World, archive

Rohingya refusing Myanmar gov't offer of 'green cards'

To receive cards, applicants must have held previous registration card, provide evidence of 3 generations of residence, renounce term 'Rohingya'

18.06.2015 - Update : 18.06.2015
Rohingya refusing Myanmar gov't offer of 'green cards'

by David Williams

YANGON 

Many Rohingya Muslims living in Myanmar's western Rakhine State are refusing the government’s offer of “green cards” -- frustrated with a system that refuses to recognize their ethnicity and renders them stateless.

A management committee member at an Internally displaced persons camp for Rohingya in the north of Sittwe has told The Myanmar Times that all ten members of his family had turned in their previous white cards but would not be bothering with the green ones.

“From past experience we know this card cannot contribute to us getting citizenship status,” U Thein Maung said, according to the Times on Thursday.

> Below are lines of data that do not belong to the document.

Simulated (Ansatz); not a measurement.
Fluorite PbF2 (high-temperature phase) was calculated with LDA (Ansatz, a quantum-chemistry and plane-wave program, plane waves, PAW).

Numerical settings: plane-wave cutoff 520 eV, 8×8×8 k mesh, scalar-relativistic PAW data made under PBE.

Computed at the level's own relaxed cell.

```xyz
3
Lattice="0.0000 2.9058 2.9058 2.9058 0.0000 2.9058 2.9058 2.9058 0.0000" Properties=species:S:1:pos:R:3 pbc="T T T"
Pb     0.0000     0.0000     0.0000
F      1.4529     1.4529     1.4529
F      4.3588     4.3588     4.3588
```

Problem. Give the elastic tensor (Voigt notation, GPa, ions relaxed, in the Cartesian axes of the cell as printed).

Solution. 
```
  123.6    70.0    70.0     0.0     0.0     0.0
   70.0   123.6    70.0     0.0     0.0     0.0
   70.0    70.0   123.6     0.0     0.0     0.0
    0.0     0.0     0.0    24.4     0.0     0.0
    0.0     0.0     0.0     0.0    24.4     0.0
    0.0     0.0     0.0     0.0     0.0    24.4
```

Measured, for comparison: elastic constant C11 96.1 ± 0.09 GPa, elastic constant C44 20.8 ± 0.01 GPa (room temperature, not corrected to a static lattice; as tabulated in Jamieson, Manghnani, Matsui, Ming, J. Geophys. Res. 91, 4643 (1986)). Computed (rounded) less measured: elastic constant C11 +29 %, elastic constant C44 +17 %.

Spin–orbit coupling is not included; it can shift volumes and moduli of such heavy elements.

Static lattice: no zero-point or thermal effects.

“We had been living for many years with national registration cards, but the government took them and then issued us white cards. Now white cards are useless and they create green cards. We don’t believe in any temporary cards. We want to be recognized as citizens.”

White cards -- temporary identity cards -- were first issued in the early 1990s as a result of the 1982 Citizenship Law, which had established three categories that mostly excluded Rohingya.

But in February this year, the estimated 800,000 “white cards” held by stateless Rohingya and other ethnic groups were revoked along with the rights of all holders.

Prior to the April 1 deadline to surrender their documents, some 390,000 people -- 300,000 of whom them Rohingya -- have turned the white cards in, and were in return given receipts which they are supposed to trade for green cards.

The green cards -- formally called “identity card for national verification”--- are valid for just two years.

To change the receipt for a card, however, the applicants must provide evidence of three generations of residence in Myanmar and renounce the term Rohingya.

Myanmar does not recognize the term Rohingya, preferring to use "Bengali" which suggests the Muslim ethnic group is from Bangladesh across its western border.

Providing such evidence of residence is also near to impossible for Rohingya who lost everything when their homes were torched in the communal violence of 2012, reported the Times.

The Times added Thursday that the 2014 nationwide census -- "which mostly enumerated only Rakhine Buddhists in the state because of the danger of violence" -- had found that 37.7 percent of those surveyed had no form of identification.

Rakhine state’s Immigration and Population Department began issuing the new cards in 14 townships June 5, but since then only 37 cards have been issued, according to department director U Khin Soe.

U Khin added that of the 892 applications for citizenship received since January this year, just 70 had been processed and forwarded to a government committee pending final approval.

Rohingya Muslims have suffered systematic discrimination in Myanmar for decades, but their plight has ironically become worse since the reformist government of President Thein Sein came to power in 2011.

His political reforms have been accompanied by outbreaks of anti-Muslim rioting that first flared in Rakhine, leaving hundreds dead and more than 140,000 Rohingya confined to internal displacement camps.

In recent years, around 130,000 Rohingya have fled the country by sea, according to the United Nations.